“Margins are under pressure especially in mortgage and corporate loan book. We continue to be watchful of NPAs,” said Murali M. Natrajan, Managing Director & CEO, DCB Bank.
Gross non-performing assets (NPA) ratio for Q1FY19 came at 1.86% against 1.74% in the same quarter last fiscal. Net NPA for the quarter were flat quarter on quarter (qoq) and down 20 bps yoy at 0.72%.
The bank’s net profit grew 7.7% at Rs 700 million in Q1FY19 as against Rs 650 million in Q1FY2018. NII has improved 17.1% yoy to Rs 2.73 billion as compared to Rs 2.33 billion reported in the same period of the previous fiscal.
“Slippages inched up to Rs 1.07 billion (2.6% v/s 2.2% in 4Q), led by elevated slippages in Agri and Inclusive Banking (AIB). Healthy recoveries and upgrades at Rs 680 million led to an 8.6% qoq increase in GNPA to Rs 4 billion. However, the bank shored up its calculated PCR to 61.6% (60.2% in 4Q), leading to a 5% qoq rise in NNPA to Rs 1.54 billion. GNPA/NNPA (%) increased 7bp/0bp to 1.86%/0.72%,” Motilal Oswal Securities said in result update.
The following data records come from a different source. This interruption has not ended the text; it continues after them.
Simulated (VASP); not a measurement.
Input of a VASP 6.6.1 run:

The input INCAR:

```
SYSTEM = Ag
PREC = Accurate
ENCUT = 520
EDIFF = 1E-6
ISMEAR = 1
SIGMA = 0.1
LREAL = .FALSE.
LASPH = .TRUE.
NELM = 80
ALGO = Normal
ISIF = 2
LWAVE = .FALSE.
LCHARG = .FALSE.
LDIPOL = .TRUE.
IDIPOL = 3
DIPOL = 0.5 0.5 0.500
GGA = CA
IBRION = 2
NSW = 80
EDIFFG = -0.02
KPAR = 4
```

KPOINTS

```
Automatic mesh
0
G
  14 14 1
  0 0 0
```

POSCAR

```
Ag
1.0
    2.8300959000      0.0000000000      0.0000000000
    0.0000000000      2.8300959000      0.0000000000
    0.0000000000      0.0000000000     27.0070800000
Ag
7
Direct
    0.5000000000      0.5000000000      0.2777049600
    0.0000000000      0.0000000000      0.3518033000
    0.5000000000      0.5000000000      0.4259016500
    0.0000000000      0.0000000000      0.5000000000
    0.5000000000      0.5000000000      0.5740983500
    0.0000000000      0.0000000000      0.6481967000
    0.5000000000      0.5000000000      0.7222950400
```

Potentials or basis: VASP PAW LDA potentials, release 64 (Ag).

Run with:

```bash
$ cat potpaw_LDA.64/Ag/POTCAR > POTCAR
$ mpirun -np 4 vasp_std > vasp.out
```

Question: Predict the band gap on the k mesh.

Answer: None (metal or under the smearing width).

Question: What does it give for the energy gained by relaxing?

While we expect loan growth to stay ahead of system loan growth, operating leverage is likely to take time to play out, weighing down on the return ratios in the near term, the brokerage firm said with ‘neutral’ rating on the stock.
At 12:32 PM; DCB Bank was trading 8% lower at Rs 166 on the BSE, as compared to 0.09% decline in the S&P BSE Sensex. The trading volumes on the counter more than doubled with a combined 7.43 million shares changed hands on the BSE and NSE so far.